So as I look around the market not even 4000 USD actuators based on permanent magnet BLAC motors that Odrive supports can achieve that needed torque to weight ratio over that wide range of rpms. A TESLA induction motor for 40kg can produce like 200kW of power even at slow RPMs that is needed for starting an arm movement. So it is about 5kW power/kg and Siemens touts a motor design that can do almost twice that ratio. The best permanent magnet BLAC actuators like the designs based on the MIT cheetah actuators below 1kg can do maximum 0.5kW-1kW (with water cooling), that is ridiculously low, almost an order of magnitude lower than induction motors can do albeit at a larger scale. Even induction motors that are in the same weight class as my example can do several times more performance/weight. There are many reasons for this poor performance of permanent magnet motors and mostly have to do with the permanent magnets. They add (dead) weight and do not like high temps, not even for a short time.

Good performance to weight ratio and high torque with low RPM should be the 2 most important factors for robotic applications when it comes to actuators. Given that permanent BLAC motors are so bad in the former, why noone has made an affordable Odrive for induction motors?! I know that induction motors are not synchronous and the rotor can slip relative to the magnetic field produced, but it should be just a run off the mill PID control problem to make them as precise as the BLAC motors especially that permanent motor rotors can slip as well with dynamic torque load. Is there anything I completely miss?

Not sure I am sold on induction motors being better than permanent magnet motors, i usually see the converse. That said, it all depends on application and many factors.

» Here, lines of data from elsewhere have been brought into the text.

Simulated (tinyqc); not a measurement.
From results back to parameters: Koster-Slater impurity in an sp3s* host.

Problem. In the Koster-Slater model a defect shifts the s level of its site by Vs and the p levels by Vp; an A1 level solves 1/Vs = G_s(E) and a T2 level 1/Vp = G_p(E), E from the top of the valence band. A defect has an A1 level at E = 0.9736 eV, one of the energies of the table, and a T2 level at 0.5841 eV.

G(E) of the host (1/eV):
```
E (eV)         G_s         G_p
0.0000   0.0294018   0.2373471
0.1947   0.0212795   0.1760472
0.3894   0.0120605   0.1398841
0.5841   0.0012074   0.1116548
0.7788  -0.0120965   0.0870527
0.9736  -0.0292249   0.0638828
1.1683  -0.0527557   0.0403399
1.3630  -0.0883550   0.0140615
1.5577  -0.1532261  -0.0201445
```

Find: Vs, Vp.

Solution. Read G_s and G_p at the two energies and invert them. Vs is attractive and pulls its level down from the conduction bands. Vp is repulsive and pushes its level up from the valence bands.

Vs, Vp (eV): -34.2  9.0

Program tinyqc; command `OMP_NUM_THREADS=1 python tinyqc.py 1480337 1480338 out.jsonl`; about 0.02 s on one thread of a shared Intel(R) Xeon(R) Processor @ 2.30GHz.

ODrive can drive induction motors, so you can try it. The main limitation is that the max voltage is just over 50V, while most induction motors you find will be mains voltage or higher. However this just limits the top speed, and if you only need to use a lower speed than that you can use ODrive as-is.

Are there even any <1kg induction motors available? Especially ones that can outperform permanent magnet motors in the same size class. And anyway the real weight killer for torque is the gearbox, not the motor. Harmonic Drive is the best, but expensive, and still probably not good enough.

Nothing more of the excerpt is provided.